Find the value of $x$, if $AB ⊥ BE$ and $\angle ECF = 32°$

$\Delta BAC$ is a right angled triangle and it is divided by the line $\overline{DF}$ as two sub triangles. The side $\overline{BC}$ is extended through $E$ to form an exterior angle $\angle ECF$ and it is measured as $32^\circ$. The sides $\overline{AB}$ and $\overline{BE}$ are perpendicular lines.

The angle of the triangle $DCA$ is $x$ and the angle of the right angled triangle $BAC$ is $x+14^\circ$ but the value of $x$ is unknown. The value of $x$ has to be evaluated by using the given data.

Step: 1

The $\angle ECF = 32^\circ$ but $\angle BCD$ is unknown.

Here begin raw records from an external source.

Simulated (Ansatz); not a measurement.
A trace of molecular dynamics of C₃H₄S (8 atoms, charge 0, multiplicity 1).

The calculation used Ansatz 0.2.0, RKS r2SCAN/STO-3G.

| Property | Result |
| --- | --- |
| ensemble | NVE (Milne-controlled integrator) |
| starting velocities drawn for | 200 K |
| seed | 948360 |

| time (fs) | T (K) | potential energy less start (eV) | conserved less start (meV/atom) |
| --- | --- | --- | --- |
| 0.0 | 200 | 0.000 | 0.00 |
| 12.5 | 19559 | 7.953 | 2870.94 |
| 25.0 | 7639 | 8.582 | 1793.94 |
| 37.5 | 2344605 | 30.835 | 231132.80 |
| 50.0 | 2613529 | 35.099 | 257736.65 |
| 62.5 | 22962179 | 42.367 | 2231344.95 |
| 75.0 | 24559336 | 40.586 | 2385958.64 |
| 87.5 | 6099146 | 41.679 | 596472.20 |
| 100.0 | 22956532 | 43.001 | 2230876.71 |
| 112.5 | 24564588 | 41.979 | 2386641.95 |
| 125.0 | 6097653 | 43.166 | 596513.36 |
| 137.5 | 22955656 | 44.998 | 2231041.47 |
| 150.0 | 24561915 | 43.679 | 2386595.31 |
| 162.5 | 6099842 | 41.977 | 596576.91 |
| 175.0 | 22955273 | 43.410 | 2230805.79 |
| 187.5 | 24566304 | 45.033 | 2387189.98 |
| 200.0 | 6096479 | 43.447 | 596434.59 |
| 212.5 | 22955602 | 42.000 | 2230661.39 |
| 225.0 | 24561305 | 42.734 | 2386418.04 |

Geometrically, the angles $ECF$ and $BCD$ are vertically opposite angles. So, the angle $BCD$ is exactly equal to the angle $ECF$.

$\therefore \,\,\,\,\,\, \angle BCD = \angle ECF = 32^\circ$

Step: 2

It is given in the problem that the side $\overline{AB}$ is perpendicular to the side $\overline{BE}$. So, the angle between them is $90^\circ$. The sides $\overline{DB}$ and $\overline{BC}$ both are part of the sides $\overline{AB}$ and $\overline{BE}$ respectively. Hence, the angle $\angle DBC$ is also a right angle.

$\angle DBC = 90^\circ$

The angles $DBC$ and $BCD$ are known in the right angled triangle $BDC$. So, the third triangle can be determined by using the sum of angles of the triangle rule.

$\angle BDC + \angle DBC + \angle BCD = 180^\circ$

$\implies \angle BDC + 90^\circ + 32^\circ = 180^\circ$

$\implies \angle BDC + 122^\circ = 180^\circ$

$\implies \angle BDC = 180^\circ -122^\circ$

$\therefore \,\,\,\,\,\,\,\, \angle BDC = 58^\circ$

Step: 3

The side $\overline{AB}$ is a straight line. So, its angle $ADB$ is $180^\circ$ but the angle is divided by the line $\overline{DF}$ into two sub angles $ADF$ and $BDF$. The sum of them is equal to the $\angle ADB$ geometrically.

$\angle ADF + \angle BDF = \angle ADB$

$\implies ADF + 58^\circ = 180^\circ$

$\implies ADF = 180^\circ – 58^\circ$

$\therefore \,\,\,\,\,\,\,\, ADF = 122^\circ$

Step: 4

Geometrically, the $\angle ADF$ is equal to the $\angle ADC$. Now, apply the sum of angles of the triangle rule once again to obtain the value of $x$ in degrees.

$\angle DAC + \angle ACD + \angle CDA = 180^\circ$

$\implies x+14^\circ + x + 122^\circ = 180^\circ$

$\implies x+x+ 122^\circ + 14^\circ = 180^\circ$

$\implies 2x + 136^\circ = 180^\circ$

$\implies 2x = 180^\circ – 136^\circ$

$\implies 2x = 44^\circ$

$\implies x = \dfrac{44^\circ}{2}$

$\require{cancel} \implies x = \dfrac{\cancel{44^\circ}}{\cancel{2}}$

$\therefore \,\,\,\,\,\,\,\, x = 22^\circ$

Therefore, the value of $x$ is $22$ degrees and it is the required solution for this geometry maths problem.